What first got you into music? 

Music honestly saved my life. We all have a story and mine is that I don’t come from a musically inclined family, which makes me the first to ever do it! Growing up, the cultural influences of my native island, Haiti, played a significant role in sparking my interest in music. One of my favorite genres of music, Konpa, which has elements of traditional Haitian meringue, influences from jazz, funk, and latin music is a big part of that. Growing up, my family often played artists like Sweet Micky, T Vice , Carimi , Alan Cave, Zenglen, Nulook, and others that consistently influence me to this day. The vibrant rhythms, melodies, and unique instruments of Haitian music had and continues to have a powerful impact on igniting my passion for music. 

What is the story behind your latest single, “KREMAS” 

Kremas is a homemade traditional liqueur made of Barbancourt, and when I drink Kremas it’s so nostalgic to me. The marriage between coconut milk, Barbarncourt and Haitian spices literally dance in my mouth. The taste of Kremas is unforgettable just like the island of Haiti. 

Because of the nostalgic feeling, Kremas is a love letter to Haiti as well as a love letter to a former lover. “I wanna be where you are,” the main hook of the song is a double entendres of the distance between not only my former lover, but also my island. I feel like I forced this guy to make a decision too soon, gave him an ultimatum, and now I miss him and I’m longing for him to be right next to me; constantly thinking about the times that we had and daydreaming, the same way I daydream about Kremas. It’s truly a connecting piece on the EP and I can’t wait for you all to see how it unfolds. 

Has anyone inspired you to make music? Who are your inspirations? 

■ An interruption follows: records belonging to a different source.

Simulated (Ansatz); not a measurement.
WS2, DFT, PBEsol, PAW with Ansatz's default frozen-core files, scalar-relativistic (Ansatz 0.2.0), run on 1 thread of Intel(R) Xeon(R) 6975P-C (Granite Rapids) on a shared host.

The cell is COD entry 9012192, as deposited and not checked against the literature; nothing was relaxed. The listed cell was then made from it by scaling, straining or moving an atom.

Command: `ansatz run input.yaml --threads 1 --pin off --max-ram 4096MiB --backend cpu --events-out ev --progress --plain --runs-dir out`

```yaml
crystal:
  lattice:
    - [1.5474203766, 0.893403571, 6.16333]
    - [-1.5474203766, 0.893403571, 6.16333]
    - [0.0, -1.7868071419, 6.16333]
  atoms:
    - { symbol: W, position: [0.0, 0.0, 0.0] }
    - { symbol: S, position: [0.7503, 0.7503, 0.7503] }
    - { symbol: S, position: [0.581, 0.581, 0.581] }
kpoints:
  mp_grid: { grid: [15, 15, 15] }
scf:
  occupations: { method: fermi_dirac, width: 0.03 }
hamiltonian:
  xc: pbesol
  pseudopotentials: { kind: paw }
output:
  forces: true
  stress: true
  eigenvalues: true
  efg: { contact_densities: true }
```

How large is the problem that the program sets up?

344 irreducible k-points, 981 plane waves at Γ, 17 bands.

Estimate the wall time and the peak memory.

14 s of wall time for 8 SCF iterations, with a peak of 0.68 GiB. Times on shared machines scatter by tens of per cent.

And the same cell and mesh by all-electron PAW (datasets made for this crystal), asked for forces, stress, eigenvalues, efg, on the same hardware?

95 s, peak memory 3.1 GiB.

I’ve had a few inspirations such as Beyonce, Shakira, Rihanna, Alicia Keys and Adele, but I have to start off with Wyclef Jean. Wyclef is not only a musical Grammy award winning genius from Haiti, but his philanthropic efforts, passion and activism means everything to me. Wyclef’s seamless fusion of reggae , hip-hop, R&B and Haitian music is exquisite. He truly is the embodiment of the phrase “hometown hero”. My goal is to continue pushing the envelope of Reggae Fusion. His music and advocacy has had a significant impact on promoting Haitian culture and raising awareness of relevant social issues. 

 What is your creative process like? For songwriting, recording, etc? 

My process is quite simple. I get to the studio fully rested and vocally warmed up, I think that’s really important. I don’t need much time to catch a vibe or anything. I’m typically focused and I like to get in and get out. My team and I usually have most of the framework and direction planned prior to recording which makes it a seamless process. 

 Do your Haitian roots play any role in your music-making process? 

Absolutely! As a Haitian recording artist it is almost inevitable to represent the culture, the language, and stylistic choices etc. Being Haitian runs deep! It’s truly my identity. I think it’s very important as an emerging artist (or as an artist period) to stay true to yourself. Keeping it original is how you’ll stand out. My upcoming EP, for example, has a lot of Haitian colloquialisms, delicacies, dance moves, and onomatopoeia that are highlighted to really bring the culture to life. 

What impact do you hope to make with your music? 

I want to remind Haitians that they are loved in our current time of pain. We are special, just like a bottle of Kremas. We aren’t just any nation but the pearl of the Caribbean and the living proof of resilience! I also hope to inspire young artists and let them know that you can follow your dreams no matter where you come from and no matter what adversity you may face . Lastly, I think it is important for anyone in the diaspora to understand how powerful of a voice we really have. I think it’s beautiful that people are learning about Haiti through a positive and artistic lens and I love that I get to assist in controlling the narrative, I’m proud of that. As Haiti continues to be misrepresented in the media, it’s exciting that I now get the opportunity to offer the world a better and more accurate view of Haiti through my music. It is my goal to influence positive and social change, particularly in my native island of Haiti.